Microsoft-Backed Skillful Starts Indiana Program to Coach Businesses, Job Seekers on In-demand Skills | Markle | Advancing America's Future
Microsoft-Backed Skillful Starts Indiana Program to Coach Businesses, Job Seekers on In-demand Skills | Markle | Advancing America's Future

Microsoft-Backed Skillful Starts Indiana Program to Coach Businesses, Job Seekers on In-demand Skills

Publication Date: October 11, 2018 | Back to Latest News

Skillful, a Colorado-based skills training program geared toward helping more people without a college degree secure in-demand jobs, announced today that it is expanding to Indiana. Skillful was the recipient of a three-year, $25.8 million grant from Microsoft Philanthropies last year, and also received financial support from Walmart to launch an Indiana program.

Launched in 2016, Skillful is a program of the nonprofit Markle Foundation. Its goal, according to a press release, is to “enable all Americans — particularly those without a four-year college degree — to secure good jobs in a changing economy.” It does that in a few ways: First, it puts small and mid-sized businesses through a workforce training program, where it educates them on what skills will be most important in a rapidly digitizing economy, as well as how to write better job descriptions that attract a wider variety of candidates.

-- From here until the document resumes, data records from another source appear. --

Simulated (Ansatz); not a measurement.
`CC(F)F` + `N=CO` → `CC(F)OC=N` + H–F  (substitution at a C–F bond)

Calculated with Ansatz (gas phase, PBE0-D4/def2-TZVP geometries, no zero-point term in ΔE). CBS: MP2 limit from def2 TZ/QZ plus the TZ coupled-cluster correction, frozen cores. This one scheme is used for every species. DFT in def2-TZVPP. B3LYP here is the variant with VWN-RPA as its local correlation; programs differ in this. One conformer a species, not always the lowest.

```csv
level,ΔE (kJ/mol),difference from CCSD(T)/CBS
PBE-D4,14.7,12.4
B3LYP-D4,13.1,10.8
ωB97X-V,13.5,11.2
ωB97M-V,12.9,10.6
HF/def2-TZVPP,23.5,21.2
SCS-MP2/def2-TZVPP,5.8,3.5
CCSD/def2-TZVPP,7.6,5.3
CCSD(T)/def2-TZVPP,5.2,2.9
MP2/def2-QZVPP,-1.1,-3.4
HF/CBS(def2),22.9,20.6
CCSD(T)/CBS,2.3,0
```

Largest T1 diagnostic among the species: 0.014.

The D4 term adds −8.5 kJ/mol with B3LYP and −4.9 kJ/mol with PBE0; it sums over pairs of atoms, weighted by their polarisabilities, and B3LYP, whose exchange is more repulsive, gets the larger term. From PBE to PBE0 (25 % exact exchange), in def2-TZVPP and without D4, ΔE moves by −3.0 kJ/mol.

Skillful also works with so-called “career coaches” in different neighborhoods — this could be a counselor at a community college or a career advisor at nonprofits like Goodwill — to teach them about skills that are increasingly in-demand, like fluency with basic data analytics and enterprise software. LinkedIn, in its partnership with Skillful, has also provided training to career coaches in Colorado, centered around how the job seekers they work with should be credentialing themselves.